Seldaek / monolog

Sends your logs to files, sockets, inboxes, databases and various web services
https://seldaek.github.io/monolog/
MIT License
21.01k stars 1.9k forks source link

Add support for Elasticsearch with Bulk API and data stream #1867

Closed muratpurc closed 9 months ago

muratpurc commented 9 months ago

Summary of problem or feature request

We use the Monolog\Handler\ElasticsearchHandler to write log entries to Elasticsearch (Bulk API and data stream) with Monolog.

It is not possible for us to use Monolog ElasticsearchHandler with the Elasticsearch PHP client in order to write entries into Elasticsearch by using Bulk API and data stream.

The versions used are:

Code snippet of problem

Our Monolog setup looks like this:

$index = 'my-elasticsearch-index';
$formatter = new Monolog\Formatter\ElasticsearchFormatter($index, '_doc');

$host = 'https://<username>:<password>@hostname';
$client = Elastic\Elasticsearch\ClientBuilder::create()
    ->setHosts([$host])
    ->build();

$handler = new Monolog\Handler\ElasticsearchHandler($client, ['op_type' => 'create']);
$handler->setFormatter($formatter);

$logger = new Monolog\Logger('Logger name', [$handler]);
$logger->info('Some message');

The Elasticsearch documentation says the following about Bulk API and data stream in it:

To automatically create a data stream, Elasticsearch expects the following request:

PUT my-data-stream/_bulk
{ "create":{ } }
{ "@timestamp": "2099-05-06T16:21:15.000Z", "message": "192.0.2.42 - - [06/May/2099:16:21:15 +0000] \"GET /images/ bg.jpg HTTP/1.0\" 200 24736" }
{ "create":{ } }
{ "@timestamp": "2099-05-06T16:25:42.000Z", "message": "192.0.2.255 - - [06/May/2099:16:25:42 +0000] \"GET /favicon. ico HTTP/1.0\" 200 3638" }

In the current configuration, the request from above is sent as POST, which leads to an Elasticsearch error.

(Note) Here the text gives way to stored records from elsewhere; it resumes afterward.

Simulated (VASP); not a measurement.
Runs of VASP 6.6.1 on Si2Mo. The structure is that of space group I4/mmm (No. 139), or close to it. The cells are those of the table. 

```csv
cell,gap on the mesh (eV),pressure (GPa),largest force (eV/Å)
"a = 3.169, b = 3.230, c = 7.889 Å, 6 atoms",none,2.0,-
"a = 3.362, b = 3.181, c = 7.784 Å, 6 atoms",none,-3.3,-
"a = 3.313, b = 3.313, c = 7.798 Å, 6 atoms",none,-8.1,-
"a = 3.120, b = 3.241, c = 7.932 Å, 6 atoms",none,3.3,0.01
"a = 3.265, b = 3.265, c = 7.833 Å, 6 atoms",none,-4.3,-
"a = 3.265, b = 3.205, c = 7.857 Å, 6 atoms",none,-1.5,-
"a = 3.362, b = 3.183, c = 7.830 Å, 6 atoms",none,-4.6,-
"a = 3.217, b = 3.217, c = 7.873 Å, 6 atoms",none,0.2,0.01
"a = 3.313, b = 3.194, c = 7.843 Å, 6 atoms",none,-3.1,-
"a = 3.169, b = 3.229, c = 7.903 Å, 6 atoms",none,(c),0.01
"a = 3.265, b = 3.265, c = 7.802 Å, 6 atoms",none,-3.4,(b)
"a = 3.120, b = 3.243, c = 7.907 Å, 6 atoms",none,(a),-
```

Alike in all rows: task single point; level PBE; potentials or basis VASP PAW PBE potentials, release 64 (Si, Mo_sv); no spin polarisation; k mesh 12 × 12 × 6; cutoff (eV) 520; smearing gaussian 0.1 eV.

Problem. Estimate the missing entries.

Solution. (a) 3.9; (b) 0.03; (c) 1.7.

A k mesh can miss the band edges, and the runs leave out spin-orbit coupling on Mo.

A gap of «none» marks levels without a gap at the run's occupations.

We can get around this by creating the data stream manually using an HttpClient that calls the API with the following request:

PUT _data_stream/my-data-stream

After that is is possible to add entries with the following request:

PUT my-data-stream/_bulk
{ "create":{ } }
{ "@timestamp": "2099-05-06T16:21:15.000Z", "message": "192.0.2.42 - - [06/May/2099:16:21:15 +0000] \"GET /images/ bg.jpg HTTP/1.0\" 200 24736" }
{ "create":{ } }
{ "@timestamp": "2099-05-06T16:25:42.000Z", "message": "192.0.2.255 - - [06/May/2099:16:25:42 +0000] \"GET /favicon. ico HTTP/1.0\" 200 3638" }

It doesn't matter whether we create the data stream automatically or create it manually beforehand. When we want to add a log entry ($logger->info()), a parameter array is created in Monolog\Handler\ElasticsearchHandler->bulkSend(), which is not compatible with the Elasticsearch Bulk API and data stream. In order for the function Elastic\Elasticsearch\Traits\ClientEndpointsTrait->bulk() to create a request that is accepted by Elasticsearch, it needs some changes in Monolog\Handler\ElasticsearchHandler->bulkSend(). We managed this by adjusting bulkSend() as follows:

     protected function bulkSend(array $records): void
     {
         try {
             $params = [
                 'body' => [],
             ];

             foreach ($records as $record) {
                 if ($this->options['op_type'] === 'create') {
                     if (!isset($params['index'])) {
                         $params['index'] = $record['_index'];
                     }
                     $params['body'][] = ['create' => new \stdClass()];
                 } else {
                     $params['body'][] = [
                         'index' => $this->needsType ? [
                             '_index' => $record['_index'],
                             '_type' => $record['_type'],
                         ] : [
                             '_index' => $record['_index'],
                         ],
                     ];
                 }

                 unset($record['_index'], $record['_type']);

                 $params['body'][] = $record;
             }

             /** @var Elasticsearch */
             $responses = $this->client->bulk($params);

             if ($responses['errors'] === true) {
                 throw $this->createExceptionFromResponses($responses);
             }
         } catch (Throwable $e) {
             if (! $this->options['ignore_error']) {
                 throw new RuntimeException('Error sending messages to Elasticsearch', 0, $e);
             }
         }
     }

I'm not sure if that's the correct place and if it has any side effects to other Monolog-Elasticsearch-setups. It also seems to be necessary to make certain adjustments to the Elasticsearch PHP client. More on this is below. Therefore I didn't create a pull-request.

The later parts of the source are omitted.